As the capital of Poland, Warsaw was one of the most beautiful and sophisticated cities in central Europe until it was almost totally destroyed during the Nazi occupation of World War II. The end of the war saw most of the city reduced to rubble and ruins.
The city underwent a major regeneration following the havoc of destruction, and the buildings in the heart of the old city were meticulously restored. Most of the historic Old Town was painstakingly rebuilt from a pile of debris, restoring it to its original 17th and 18th Century appearance. The charming Old Market Square, the centre of the rebuilding process, is now a major World Heritage Site attraction.
Warsaw is divided into two distinct halves by the Vistula River, with the Old Town, the modern city centre and most of the attractions on the western side. The eastern side of the river is comprised of uninteresting residential suburbs and business districts. The post-war appearance of Warsaw is a modern urban landscape of high-rise buildings, and the years of communist rule have left an uninspiring architectural legacy of drab concrete structures and uniform prefab-style housing.
Lying in determined contrast to the concrete greyness are traces of Poland’s grand past, including castles and palaces, open parklands, impressive churches and the restored streets of the historic old centre. Signs of former political austerity have been replaced by modern progression, with dreary state shops turned into fashionable boutiques, and consumerism a growing trend.

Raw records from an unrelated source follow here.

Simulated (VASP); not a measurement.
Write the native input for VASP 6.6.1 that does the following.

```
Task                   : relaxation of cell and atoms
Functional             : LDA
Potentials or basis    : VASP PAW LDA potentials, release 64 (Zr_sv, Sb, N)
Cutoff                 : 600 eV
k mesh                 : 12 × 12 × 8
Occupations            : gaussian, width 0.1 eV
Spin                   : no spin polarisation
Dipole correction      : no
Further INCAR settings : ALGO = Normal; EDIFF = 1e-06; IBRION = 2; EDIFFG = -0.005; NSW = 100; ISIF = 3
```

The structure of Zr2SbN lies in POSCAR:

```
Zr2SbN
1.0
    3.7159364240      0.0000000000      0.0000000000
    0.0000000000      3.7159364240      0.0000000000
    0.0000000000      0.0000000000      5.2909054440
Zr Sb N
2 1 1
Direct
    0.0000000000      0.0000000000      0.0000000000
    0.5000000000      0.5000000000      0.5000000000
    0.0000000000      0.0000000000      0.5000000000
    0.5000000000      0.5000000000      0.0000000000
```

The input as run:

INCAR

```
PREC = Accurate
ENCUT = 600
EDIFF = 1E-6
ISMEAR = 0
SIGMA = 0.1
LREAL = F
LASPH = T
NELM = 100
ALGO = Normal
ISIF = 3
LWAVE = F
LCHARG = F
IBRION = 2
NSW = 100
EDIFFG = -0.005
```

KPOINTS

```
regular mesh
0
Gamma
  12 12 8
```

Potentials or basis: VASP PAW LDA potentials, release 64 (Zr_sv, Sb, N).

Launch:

Although many people give scant regard to Warsaw as an appealing tourist destination, it is still Poland’s largest city and the political, economic, scientific and cultural hub of the country. It has many museums and historical monuments, galleries and historic attractions, a variety of restaurants and open-air cafes, and an energetic nightlife. With green open spaces and classical music concerts, this modern bustling city is a far cry from the severe communist-era images of post-war Warsaw.
Hotels and resorts
Mamaison Hotel le Regina
An elegant and sophisticated five star hotel, awarded in November 2006 by Forbes magazine as the most prestigious hotel in Poland, with sixty-one air-conditioned rooms on three levels of a historic building in Warsaw’s Old Town, which was faithfully restored to the style of an eighteenth century palace and outfitted with all the modern amenities. Centered around a lush courtyard garden, it is somewhat reminiscent of a peaceful monastery.
The five-star InterContinental Warsaw is an impressive addition to the ever-expanding skyline. Located in the financial district opposite the Palace of Culture and Science, the hotel is a short distance from the main railway station, charming Old Town and the Warsaw Philharmonic. Well worth a visit are the Frederic Chopin Museum and Lazienki Park.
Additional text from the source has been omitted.